| Each week at my house, my boyfriend and I play a game--secretly, stealthily, without actually telling each other about it. We both pretend not to know the rules. We both pretend not to keep score. It happens all the same. The name of the game is “Bet I Can Make You Take the Trash Out.”
Do you know this game? I think it’s played in households across the country, but nobody seems to talk about it. It’s incredibly easy to play--but one of the important rules is that you’ve got to pretend not to know that you know how to play the game. It’s part of the strategy.
I’m sure there are different variations, but basically it goes something like this: the trash can gets pretty full, to the point where any normal person would just empty it and start over. But you don’t want to be the one who has to empty it, and that’s the object of the game. So you begin by rationalizing that you can fit just a little more trash into the pile before it really needs to be emptied. And then you take whatever piece of trash it is that you’re holding in your hand and you carefully insert it, like you’re playing a game Jenga in reverse, into the existing pile of refuse. Your plan is to make your trash contribution just insignificant enough that it will basically go unnoticed, but just significant enough to tilt the trash can weight & balance scales so that the next person who comes by with a piece of trash has no choice but to tip the can over the limit, and take out the trash. Voila!

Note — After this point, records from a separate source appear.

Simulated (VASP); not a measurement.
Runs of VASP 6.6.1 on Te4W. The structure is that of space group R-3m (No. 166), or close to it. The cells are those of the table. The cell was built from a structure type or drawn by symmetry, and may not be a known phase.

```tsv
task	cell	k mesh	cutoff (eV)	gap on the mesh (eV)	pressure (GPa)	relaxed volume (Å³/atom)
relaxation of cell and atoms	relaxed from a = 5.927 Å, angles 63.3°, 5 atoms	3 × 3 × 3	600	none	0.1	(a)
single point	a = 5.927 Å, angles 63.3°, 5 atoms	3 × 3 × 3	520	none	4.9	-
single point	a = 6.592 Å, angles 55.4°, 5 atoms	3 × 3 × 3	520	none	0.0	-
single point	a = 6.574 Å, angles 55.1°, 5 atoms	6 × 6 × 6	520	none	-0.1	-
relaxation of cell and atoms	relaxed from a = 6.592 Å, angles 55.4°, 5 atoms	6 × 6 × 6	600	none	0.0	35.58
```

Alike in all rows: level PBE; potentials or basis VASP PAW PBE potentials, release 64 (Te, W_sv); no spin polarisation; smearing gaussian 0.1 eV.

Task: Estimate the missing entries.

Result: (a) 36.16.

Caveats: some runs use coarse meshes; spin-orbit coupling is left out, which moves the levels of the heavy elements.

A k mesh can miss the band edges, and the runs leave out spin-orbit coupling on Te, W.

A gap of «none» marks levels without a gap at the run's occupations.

I have gotten pretty good at this, I’m ashamed to admit. Trivial items like candy wrappers and wads of gum don’t even present a challenge to me these days; they can always fit in someplace. It’s the larger items, like cereal boxes and milk cartons, that you’ve got to get more creative with. Sometimes you can flatten them to just the right size so that they can slide down the side inconspicuously. Or perhaps you are talented enough to balance them just so on top, like a see-saw. In extreme cases, you may have to admit defeat and walk all the away over to another room, to another trash can that’s not quite so full, and hide the larger object in there. But you can never, ever cave in and be the sucker who actually takes the trash out.
Although this game is perpetual, it does come with a built-in time limit each week. Trash day is on Tuesday. So if, somehow, the weekend’s activities don’t finally push the limit and force a winner, we’ll call it a draw on Tuesday morning and my dear boyfriend, who has the dubious honor of being the last out of the house on Tuesday mornings, will take the week’s worth of trash out to the curb. (I suppose that’s not exactly a draw--it’s really more of a forfeit on his part, since he still does the dirty work. Heh heh heh.) And therein lies another of my secrets. If my work schedule ever changes, I might be forced to relinquish my title of Trash-Avoiding Champion. That must not be permitted--I have not studied and practiced years of trashogami to be thwarted by some paltry scheduling conflict. Therefore, I shall deftly defend my title and keep working the 9 to 5--until the fateful day that my boyfriend manages to knock me off the top of the trash pile – and then I’ll be the one that gets taken out.